Monday, Tesla stock closed up about 1.2%. The S&P 500 rose about 0.2% and the Dow Jones Industrial Average fell 0.2%.

Shares, as of Monday’s close, are down about 18% from their 52-week high. Higher interest rates, more EV competition from traditional auto makers and a couple of public-relations issues, as well as the global automotive semiconductor shortage, have all weighted on investor sentiment.

There wasn’t a lot of detail about any of those topics in the news release. But there was a lot of detail about sales and profit margins. Automotive gross profit margins, excluding regulatory credit sales, came in at 22%. That compares with fourth quarter 2020 gross profit margins of about 21%.

Regulatory credit sales came in at $511 million. Credit sales have been running in the $400 million range per quarter for the past few quarters. Tesla earns credits for selling more than its shares of zero-emission vehicles, and offers them to other auto makers that don’t make their quota of zero-emission cars yet. Higher credit sales boosts overall profitability, but not, of course, automotive profit margins excluding the credits.

Total operating income came in at $594 million, up from $575 million reported in the fourth quarter. Free cash flow was positive at $293 million.

Overall, it was a solid print and is a welcome earnings “beat” following the company’s fourth quarter “miss.”
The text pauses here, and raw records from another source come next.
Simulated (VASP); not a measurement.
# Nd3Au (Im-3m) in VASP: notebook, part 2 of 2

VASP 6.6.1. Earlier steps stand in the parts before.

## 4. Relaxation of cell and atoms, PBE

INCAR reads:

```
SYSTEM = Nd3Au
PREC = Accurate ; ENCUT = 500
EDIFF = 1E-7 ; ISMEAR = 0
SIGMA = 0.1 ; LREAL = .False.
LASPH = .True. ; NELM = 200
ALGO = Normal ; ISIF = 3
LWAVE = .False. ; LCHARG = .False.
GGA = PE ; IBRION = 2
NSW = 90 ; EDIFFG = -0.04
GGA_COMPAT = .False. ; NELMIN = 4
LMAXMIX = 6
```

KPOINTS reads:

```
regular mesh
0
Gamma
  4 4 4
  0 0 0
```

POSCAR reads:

Issues expected to come up on the conference call range from Tesla’s progress regarding its full self driving technology to the current state of EV demand to how the global automotive semiconductor shortage might impact production.

The company used the same language for full year 2021 deliveries that it used in the fourth quarter. Tesla plans to grow volumes at about 50% a year on average for the foreseeable future and expects to do better than that in 2021.

Tesla, for context, delivered about 500,000 cars in the 2020.